Representative Katherine Clark will be sworn in as the U.S. House minority whip Tuesday, becoming the second-highest ranking Democrat in the House and the highest-ranking woman.

The Revere Democrat told GBH’s Morning Edition co-hosts Paris Alston and Jeremy Siegel that she is looking forward to being part of a slightly younger and more diverse Democratic leadership.

“From the Democratic side, we are excited for the session ahead,” Clark said. “We have a historically diverse new members coming in. More women, LGBTQ, people of color, than ever before. And we are united in putting people over politics and making sure that we are continuing to fight for families, lowering their costs, creating great jobs, and working for safer communities.”

The former leaders — Speaker Nancy Pelosi, Majority Leader Steny Hoyer and House Majority Whip James Clyburn, were all in their 80s. Incoming Democratic House leader Rep. Hakeem Jeffries is 52, while Clark is 59 and third-ranking Democrat Rep. Pete Aguilar is 43.

That means they’ve spent their adulthood talking to their children about issues like gun violence and climate change, Clark said, and keenly aware of how unaffordable childcare and a lack of comprehensive parental leave can affect families.

“I think that we are representative of generational change,” she said. “We reflect America. When you have women like myself at the leadership table, the priorities change. When you have members that look like the people of our district, that elevates their voices. And that's the approach we're taking: Let's put the American people front and center.”

Abortion and reproductive rights will also be high on the Democrats’ list of priorities, she said, though she did not offer specifics.

“And we can already see that the GOP continues their chaotic reign, and we don't know what's going to happen with that," Clark said.

As whip, Clark’s job will be making sure her party has the necessary votes to pass bills that are priority for the party’s leadership.

Democrats lost their narrow House majority in November. Republicans are expected to elect California Rep. Kevin McCarthy speaker of the House Tuesday.

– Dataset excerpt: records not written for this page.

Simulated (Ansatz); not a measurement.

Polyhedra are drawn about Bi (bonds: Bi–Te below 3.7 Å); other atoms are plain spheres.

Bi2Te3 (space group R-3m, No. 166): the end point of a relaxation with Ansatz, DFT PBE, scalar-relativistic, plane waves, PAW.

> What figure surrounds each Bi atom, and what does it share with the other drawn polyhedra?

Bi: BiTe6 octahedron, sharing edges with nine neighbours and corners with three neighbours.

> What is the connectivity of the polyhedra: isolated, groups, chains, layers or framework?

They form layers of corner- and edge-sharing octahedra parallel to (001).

“We're going to do everything we can to find ways to work across the aisle," Clark said of working with Republicans. "But we're going to keep our focus on making sure that we not only look and reflect the American people, but that we are pushing their priorities here in Congress.”

Clark said she will be looking for opportunities to work with Republicans, but said the party’s priorities are not in line with hers.

“When I look at Kevin McCarthy, I see someone who has thrown away any sort of moral compass,” Clark said. “He is trying to get power for power's sake, not to be a good governor of what we need to do here in Congress to find solutions for people back home. And so it is not surprising to me that he also tolerates someone like George Santos, who has lied his way to Congress.”

“We have our work set out for us, but we are going to continue to fight for the American people to put their priorities first, to look for partners in that work,” she continued. “But we are also going to draw a line in the sand against the extremism that we're seeing from the GOP.”